Tuesday, January 2, 2007

True, but sad

I already swore that I would NOT write about celebrities.

I lied once. Now twice.

Let me explain.

I get some of my email at comcast.net. I don't love the interface but the home page gives you a fast look at what is going on in the world. There's a big section on top that changes every couple of seconds: it features news and sports and shopping and product promotions and oddities and more.

Underneath that section, however, are a few headlines grouped under a simple, yet imposing title: TOP NEWS. Note the use of the word "top." It denotes priority. It suggests importance and substance. It leads one to believe that, while some news may be secondary in nature, and other news perhaps ordinary, the headlines below this banner will surely reek of significance when cast against the backdrop of world events.

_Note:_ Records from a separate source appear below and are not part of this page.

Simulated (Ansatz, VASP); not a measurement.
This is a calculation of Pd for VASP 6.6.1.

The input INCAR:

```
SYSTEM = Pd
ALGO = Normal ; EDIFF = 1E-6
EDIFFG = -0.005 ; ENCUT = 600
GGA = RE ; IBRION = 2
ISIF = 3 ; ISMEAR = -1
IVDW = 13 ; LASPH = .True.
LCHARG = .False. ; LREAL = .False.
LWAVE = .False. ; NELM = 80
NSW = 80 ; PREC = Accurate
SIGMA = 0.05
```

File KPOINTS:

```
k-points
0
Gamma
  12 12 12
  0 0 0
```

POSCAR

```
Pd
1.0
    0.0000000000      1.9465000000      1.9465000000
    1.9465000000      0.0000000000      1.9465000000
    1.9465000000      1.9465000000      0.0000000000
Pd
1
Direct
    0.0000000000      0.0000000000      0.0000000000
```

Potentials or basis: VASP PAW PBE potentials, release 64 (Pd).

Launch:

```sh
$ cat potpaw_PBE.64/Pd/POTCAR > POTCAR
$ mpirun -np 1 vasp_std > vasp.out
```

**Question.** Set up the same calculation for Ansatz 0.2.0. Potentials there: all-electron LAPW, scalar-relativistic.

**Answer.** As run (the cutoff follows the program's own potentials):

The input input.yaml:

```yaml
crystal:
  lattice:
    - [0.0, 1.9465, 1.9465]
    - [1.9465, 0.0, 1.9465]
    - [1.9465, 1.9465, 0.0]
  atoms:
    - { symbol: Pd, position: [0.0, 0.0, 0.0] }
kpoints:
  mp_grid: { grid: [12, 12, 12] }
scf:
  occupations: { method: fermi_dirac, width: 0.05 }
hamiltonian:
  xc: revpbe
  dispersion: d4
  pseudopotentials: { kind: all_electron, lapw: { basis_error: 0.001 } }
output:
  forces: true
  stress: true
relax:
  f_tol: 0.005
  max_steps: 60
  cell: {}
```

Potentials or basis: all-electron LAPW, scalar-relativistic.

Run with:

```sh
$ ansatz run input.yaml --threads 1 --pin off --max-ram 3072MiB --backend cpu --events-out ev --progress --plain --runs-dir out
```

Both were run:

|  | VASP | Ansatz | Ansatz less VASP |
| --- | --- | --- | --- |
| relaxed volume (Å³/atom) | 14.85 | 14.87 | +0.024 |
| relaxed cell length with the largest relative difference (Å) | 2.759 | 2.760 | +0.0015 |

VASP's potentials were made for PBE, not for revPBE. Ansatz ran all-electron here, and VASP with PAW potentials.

And here were today's four headlines:

12,000 Civilians Killed in Iraq

Ford Funeral Draws Crowds

Iran Asserts Nuclear Intentions

Spears Falls Asleep at Vegas Club


Anyone wanna bet which story got the most clicks?

3 comments:

Unknown said...

Hi Mike D,

First time reader, long time blog fan. I'm Roz's roommate, we met on your visit to Scottsdale.

As a fellow blogger I appreciate your desire to set boundaries for yourself, but its been my experience that as soon as you do something comes along thats just too good not to mention (Teen-pop princesses who've lost their lustre and are caught napping in pubic for example). In this case your making a social commentary, not gossiping, so its all good. I saw a similar set of headlines on MSN.com and wondered to myself why it was considered newsworthy.

~Brian

Mike D said...

Hey, Brian -- thanks for the comment --

Britney fascinates America -- I've never seen celebrity fixation carried to such an extreme (made worse by omnipresent, instantaneous methods for capturing her every move!)

I just liked her Pepsi commercials . . .

Unknown said...

I think its sort of the Paris Hilton syndrome, where she's gotten now to the point where she's famous for being famous. She was never the most talented of that group of pop-tarts, that was Christina Aguilera (who would have guessed that SHE would seem like the normal one now?), she was excellent at marketing herself to teens as well as adults, and some select females (more than one straight woman I know had a crush on her), but the wheels started to fall off after a point (that first Vegas marriage) and the media smelled blood in the water. She's what? 22? Twenty-two year olds make bad decisions, its part of being twenty-two. Imagine if you had a gaggle of paparazzi tailing you through your teens and early twenties, there are many things I can remember (and more that I can't) that would have been quite embarrassing were they made national news.

Here's the funny thing, I don't even follow this kind of crap, I never watched her creepy show, don't read tabloids, any of that. Thats how ubiquitous her escapades are, they're forced upon those of us who aren't trying (Matt Leinart's involvement didn't help any since it just opened up the previously untapped sports megamedia).

I'd rather those sections of my brain were used for something, I don't know...productive, like storing Spanish vocabulary words, or remembering cool passages of Nabokov, but they're wasted now and I can't have them back.